I ran inside the house and got my copy of the proclamation on the family by the First Presidency and Quorum of the Twelve Apostles. I read to them the seventh paragraph, focusing mostly on what qualities we should base our family relationships on: “Happiness in family life is most likely to be achieved when founded upon the teachings of the Lord Jesus Christ. Successful marriages and families are established and maintained on principles of faith, prayer, repentance, forgiveness, respect, love, compassion, work, and wholesome recreational activities” (Liahona, Oct. 1998, 24).
After reading that, I said, “This is what my family believes. This is what we want to be and are striving for. I know if I can do all that, then I will be able to stand tall on the Judgment Day with my family, knowing we are going to live together forever.”
I didn’t know how well my friends took this information because of a long pause from both of them. We just sat there for a while, pondering what had been said.
Later a thousand thoughts went through my mind. I was proud I was preparing for a mission by sharing the Church’s teachings on families with my friends. But was I doing it appropriately? And what would they think if I tried to explain more about the gospel?
As I was getting ready for bed, I flipped through my scriptures and turned to section 4 of the Doctrine and Covenants. Here we are told if we serve the Lord in missionary service “with all [our] heart, might, mind and strength,” then we “may stand blameless before God at the last day” (D&C 4:2).
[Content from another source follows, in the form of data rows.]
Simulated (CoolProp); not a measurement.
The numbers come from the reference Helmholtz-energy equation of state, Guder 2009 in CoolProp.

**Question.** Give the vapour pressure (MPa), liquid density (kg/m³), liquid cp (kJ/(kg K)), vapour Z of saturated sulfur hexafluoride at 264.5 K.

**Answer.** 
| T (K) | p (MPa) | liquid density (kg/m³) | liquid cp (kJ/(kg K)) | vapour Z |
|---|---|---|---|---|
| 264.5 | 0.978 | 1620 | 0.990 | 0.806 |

Of course, my friends and I still have our disagreements. But I realized no one ever loses a true friend just by talking about religion and beliefs. Although Grace and Ron didn’t join the Church, I have continued my friendship with them. It felt good to explain my beliefs to them. Just because they didn’t immediately change what they believed about families or religion didn’t matter. I know there are hundreds of stories about the value of perseverance in missionary service. Mine may end up one of them.